Died April 7, 1974(1974-04-07) (aged 90)
Bethesda, Maryland, U.S.
Political party Democratic
Education Illinois Institute of Technology
Cornell University (BA)
University of Chicago (MA, PhD)

Edwin Griswold Nourse (May 20, 1883 - April 7, 1974) was an American economist. He served as the first chairman of the Council of Economic Advisors between 1946 and 1949.

Born in Lockport, New York, Nourse moved to a western suburb of Chicago at the age of four months, and considered himself a Midwesterner. His father worked in the city as a supervisor of public school music. His sister, Alice Tisdale Hobart, went on to become a bestselling novelist. In high school Nourse enjoyed English and history, and after spending a year at the Louis Institute, went on to Cornell University with an interest in civil engineering. In 1903 he was caught in a wave of typhoid fever that hit campus; upon his return he decided to simply get his A.B., but also took several classes at the College of Agriculture.
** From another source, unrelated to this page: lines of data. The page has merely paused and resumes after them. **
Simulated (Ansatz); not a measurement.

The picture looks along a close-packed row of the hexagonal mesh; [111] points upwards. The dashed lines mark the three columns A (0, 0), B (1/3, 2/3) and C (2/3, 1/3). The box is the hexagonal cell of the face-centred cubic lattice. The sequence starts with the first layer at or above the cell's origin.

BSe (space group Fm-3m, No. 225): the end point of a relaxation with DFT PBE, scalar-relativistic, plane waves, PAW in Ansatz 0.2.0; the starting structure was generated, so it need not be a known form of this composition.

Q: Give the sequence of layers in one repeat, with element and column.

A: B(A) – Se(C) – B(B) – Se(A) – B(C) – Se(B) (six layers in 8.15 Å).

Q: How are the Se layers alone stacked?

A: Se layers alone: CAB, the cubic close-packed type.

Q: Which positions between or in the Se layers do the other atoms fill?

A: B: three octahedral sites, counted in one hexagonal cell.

Following college, Nourse taught for two years in high school, spent a year on graduate studies, and then came to teach at the Wharton School, where he conceived of agricultural economics. From there he transited through the University of South Dakota, the University of Arkansas, Iowa State College, and on to the University of Chicago, where he received his Ph.D in 1915 for the dissertation "The Chicago Produce Market: A Study of Market Mechanism as a Factor in Price Determination". He continued to study and write about agricultural cooperation.